Star Ocean 2 let you do that decades ago, yes. You could also craft equipment, potions, write books to share skills between party members, and use skills to generate money outside of combat. 1998.
A 26 year old exception to the rule. Now, good thief implementation is rare in crpgs, there's only a few games that let your party members move and/or act independently and outside of combat, but that's a few more than Japan*. Unfortunately, I'm not the kind of person that can go backwards from more control, more possibilities. Once you let me scout ahead with my thief to check a room, then take my sorc and cast a fireball from beyond the enemies' detection range and kill some of them before they know what's happening, it's hard to back to blobs, battle modes, non-interactive dungeons, and Mug.

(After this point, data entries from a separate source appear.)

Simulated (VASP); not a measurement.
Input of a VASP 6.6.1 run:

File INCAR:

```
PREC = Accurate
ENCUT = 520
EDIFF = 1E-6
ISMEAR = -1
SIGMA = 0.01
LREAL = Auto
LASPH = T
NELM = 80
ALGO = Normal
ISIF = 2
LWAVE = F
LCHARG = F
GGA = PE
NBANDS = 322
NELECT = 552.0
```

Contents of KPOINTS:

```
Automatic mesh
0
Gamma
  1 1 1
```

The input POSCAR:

Honestly it's always crpgs that have felt primitive to me. They trade off a ton of features in exchange for clinging to two things: A tactical map that almost never offers any real gameplay, and skill checks in dialogue. Which are great, when they're real and not illusory crap that all leads to the same result
Most crpgs
are relatively primitive, but the ones that stand out have features that jrpgs have rarely or never touched and if they have, not to the same degree of rigor. The simple reason is that those stand outs attempted to recreate the mechanical detail and possibility space of TTRPGs, and/or attempted world simulation. That's the axis along which I call JRPGs primitive, by which I just mean simple, spare, or you can say focused. You don't go into a JRPG expecting Fallout quest structure, or Arcanum reactivity, Arx dungeon design, Daggerfall chargen, Ultima 7/Gothic 2 world simulation, BG2 spell game, etc. Thus they don't do everything better because they don't do all the things. I
would like to see a competent Japanese crew do a hardcore, crunchy, full of CnC, skill checks, non-combat solutions, etc. --released to the general audience. Been saying that for years. Bring their penchant for unique settings, high craftsmanship, and high energy to bear on a such a base. CRPGs are fundamentally lacking in verve and personality, rather dry, which is always a problem I've had with them. Like the people in the west who could do otherwise went into adventure games, while in Japan they were in every genre.
tl;dr: Yes, more Elona plz Japan, and crpg developers were always depressed simulationfags.
*talking 'traditional' RPG, excluding T and SRPGs.